Tuesday, August 2, 2011

Habits of Love

"Life can only be understood backwards; but it must be lived forwards."
      - Soren Kierkegaard


There could be no truer statement for me. I have to say I can see the pattern of my life looking in the rearview mirror. I wish I would have known then what I know now frequently floats through my head. Today in the office we were talking about things in relationships that drive us crazy. I was explaining Scott's terrible habit that drove Hannah and I nuts. I would do anything to hear that sound again. I don't have that option so I must say that I will take the knowledge of annoying habits and live forward. 


Living forward means for me that if I find another love and he has habits that drive me nuts I will take the time to appreciate them and love him because of  his faults! Each of our own lives is filled with mistakes and happiness that we would love to do over. I seem to be in a position that very few embrace. I may have lost the person I love, who knew me and still loved me because I can look back from those memories I can live forward. 
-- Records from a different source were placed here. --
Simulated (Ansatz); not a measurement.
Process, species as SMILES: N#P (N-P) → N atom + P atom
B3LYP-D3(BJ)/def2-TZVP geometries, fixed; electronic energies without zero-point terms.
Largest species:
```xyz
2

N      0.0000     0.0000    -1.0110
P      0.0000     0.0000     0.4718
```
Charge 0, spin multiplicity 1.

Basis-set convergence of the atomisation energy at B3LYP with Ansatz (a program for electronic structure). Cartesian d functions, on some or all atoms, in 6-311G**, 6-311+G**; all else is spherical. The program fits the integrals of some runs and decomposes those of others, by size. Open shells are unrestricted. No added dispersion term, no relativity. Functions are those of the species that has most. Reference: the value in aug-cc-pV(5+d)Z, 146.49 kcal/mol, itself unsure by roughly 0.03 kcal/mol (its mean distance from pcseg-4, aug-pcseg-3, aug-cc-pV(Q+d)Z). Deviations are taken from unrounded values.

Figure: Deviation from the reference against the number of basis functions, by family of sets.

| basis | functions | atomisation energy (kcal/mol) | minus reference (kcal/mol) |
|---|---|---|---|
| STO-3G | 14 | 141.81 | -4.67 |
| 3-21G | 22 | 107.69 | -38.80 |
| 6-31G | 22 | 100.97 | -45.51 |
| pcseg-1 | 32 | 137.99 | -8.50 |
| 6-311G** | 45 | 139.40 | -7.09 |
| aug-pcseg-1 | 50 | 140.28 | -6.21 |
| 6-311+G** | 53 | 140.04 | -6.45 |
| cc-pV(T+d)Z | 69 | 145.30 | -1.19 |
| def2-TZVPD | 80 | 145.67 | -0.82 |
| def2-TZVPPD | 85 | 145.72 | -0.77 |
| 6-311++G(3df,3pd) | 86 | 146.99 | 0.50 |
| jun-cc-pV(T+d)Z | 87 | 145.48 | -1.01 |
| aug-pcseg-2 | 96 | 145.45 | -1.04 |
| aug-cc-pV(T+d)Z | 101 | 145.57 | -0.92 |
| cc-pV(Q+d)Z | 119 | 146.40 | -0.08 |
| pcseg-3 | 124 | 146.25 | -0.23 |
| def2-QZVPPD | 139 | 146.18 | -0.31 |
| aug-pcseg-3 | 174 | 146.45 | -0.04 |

I have grown so much in who I am. I have opened my heart up to living life and loving others. I know that I can be loved warts and all. Scott isn't the only one who can love me. I do love myself and I want to grumble and gripe about stuff and still love. Hey I guess for the next three years I will keep loving Hannah, empty soda cans, dirty clothes and all. Well you know in my eyes she will always be perfect. I know I have habits that drive her nuts. I know I have habits that drove Scott crazy but love was more powerful! For that I am thankful that I can look back and still live forward.